Summary:
As recently as three years ago, India was being hailed by the international community as an upcoming economic superpower along with China. Now, however, the country finds itself wading through a severe economic slowdown and at the precipice of a potential balance of payment crisis.
The rupee plummeted to historic levels before a recent rally provided momentary relief. The declining foreign exchange reserves have led some experts to compare the situation with India’s 1991 crisis; a few even suggested that the country needs to consider seeking International Monetary Fund (IMF) loans. The Indian government’s economic mismanagement is largely to blame and there is no substitute for good governance. However, India’s business community has abdicated its role of providing the government with an independent opinion and pushing for critical reforms.

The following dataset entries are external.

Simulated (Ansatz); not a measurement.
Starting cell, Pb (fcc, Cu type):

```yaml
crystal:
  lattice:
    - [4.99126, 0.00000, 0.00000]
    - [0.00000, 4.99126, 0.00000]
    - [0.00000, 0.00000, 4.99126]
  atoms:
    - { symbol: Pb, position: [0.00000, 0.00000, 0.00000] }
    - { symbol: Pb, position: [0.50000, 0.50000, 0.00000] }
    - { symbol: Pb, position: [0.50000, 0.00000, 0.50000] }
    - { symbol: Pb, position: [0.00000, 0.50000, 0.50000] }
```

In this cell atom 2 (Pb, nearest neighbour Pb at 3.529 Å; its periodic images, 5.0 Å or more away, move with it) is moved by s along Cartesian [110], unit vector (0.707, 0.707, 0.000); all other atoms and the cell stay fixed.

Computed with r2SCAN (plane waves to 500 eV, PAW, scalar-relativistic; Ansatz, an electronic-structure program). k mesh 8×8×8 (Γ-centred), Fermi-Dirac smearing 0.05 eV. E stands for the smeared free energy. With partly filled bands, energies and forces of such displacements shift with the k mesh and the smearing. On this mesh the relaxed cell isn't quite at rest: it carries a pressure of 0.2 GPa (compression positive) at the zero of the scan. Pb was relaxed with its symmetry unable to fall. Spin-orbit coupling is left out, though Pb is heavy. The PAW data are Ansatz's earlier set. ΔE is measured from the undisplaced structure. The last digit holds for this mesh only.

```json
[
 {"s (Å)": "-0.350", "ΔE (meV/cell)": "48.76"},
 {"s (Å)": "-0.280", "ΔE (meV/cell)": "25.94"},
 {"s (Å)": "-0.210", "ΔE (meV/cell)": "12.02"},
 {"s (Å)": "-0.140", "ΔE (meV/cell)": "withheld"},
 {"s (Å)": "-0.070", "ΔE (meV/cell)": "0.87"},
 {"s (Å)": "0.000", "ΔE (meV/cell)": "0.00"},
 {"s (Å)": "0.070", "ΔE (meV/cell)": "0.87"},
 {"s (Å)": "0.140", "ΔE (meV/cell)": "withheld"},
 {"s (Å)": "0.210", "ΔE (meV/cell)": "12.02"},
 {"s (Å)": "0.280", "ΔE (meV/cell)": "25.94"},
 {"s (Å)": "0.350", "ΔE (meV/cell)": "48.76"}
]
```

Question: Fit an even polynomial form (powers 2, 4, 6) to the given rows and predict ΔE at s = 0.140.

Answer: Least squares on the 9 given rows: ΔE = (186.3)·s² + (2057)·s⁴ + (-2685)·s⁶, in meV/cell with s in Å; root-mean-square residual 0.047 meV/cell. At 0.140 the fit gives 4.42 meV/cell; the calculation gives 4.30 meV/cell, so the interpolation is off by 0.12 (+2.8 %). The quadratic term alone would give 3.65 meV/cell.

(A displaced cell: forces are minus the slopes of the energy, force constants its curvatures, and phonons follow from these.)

Corporate India can play a leading role in pulling the country out of this mire by altering its own approach towards government inaction. This would include reforming Indian chambers of commerce and advocating for key measures such as stimulating domestic investment, better coordination between centre and state, and rethinking India’s energy policy. These largely domestic measures will have a wide-ranging impact on India’s international economic policy and financial standing.
Dimensions:
1. ‘Where else will the money go?’: Corporate India and the government grew complacent about the steady inflow of foreign capital. The high growth rates of 7-9% from 2003 until the 2008 crisis deluded the government into believing that an average 9% growth rate, as stated in the 12th Five-Year Plan, can be achieved without internal reforms. The business community borrowed liberally from overseas during this time at low interest rates without commensurate exports, reflecting an overall decline in Indian industry’s competitiveness.
2. Influence of U.S. monetary policy: India and many emerging nations protested against the Quantitative Easing (QE) Programme when it was first introduced by the U.S. Federal Reserve in 2008. They feared that it would eventually lead to conditions similar to the Asian financial crisis of 1998. Gradually, the protests subsided as the foreign funds compensated for India’s increasing import bills. But these fears were realised when the influence of foreign capital and U.S. monetary policy on India’s economy was exposed by the U.S. Fed’s announcement of a reversal of their QE programme. The rupee dropped from 56.09 in May 2013 to 68.36 in August 2013 – almost a 25% crash. Currencies from other countries like Turkey, Brazil, Indonesia, and South Africa, with large current account deficits, also lost between 10% and 20% value for similar reasons. The September 18 decision by the U.S. Fed to postpone the reversal is a brief reprieve, but not a long-term solution.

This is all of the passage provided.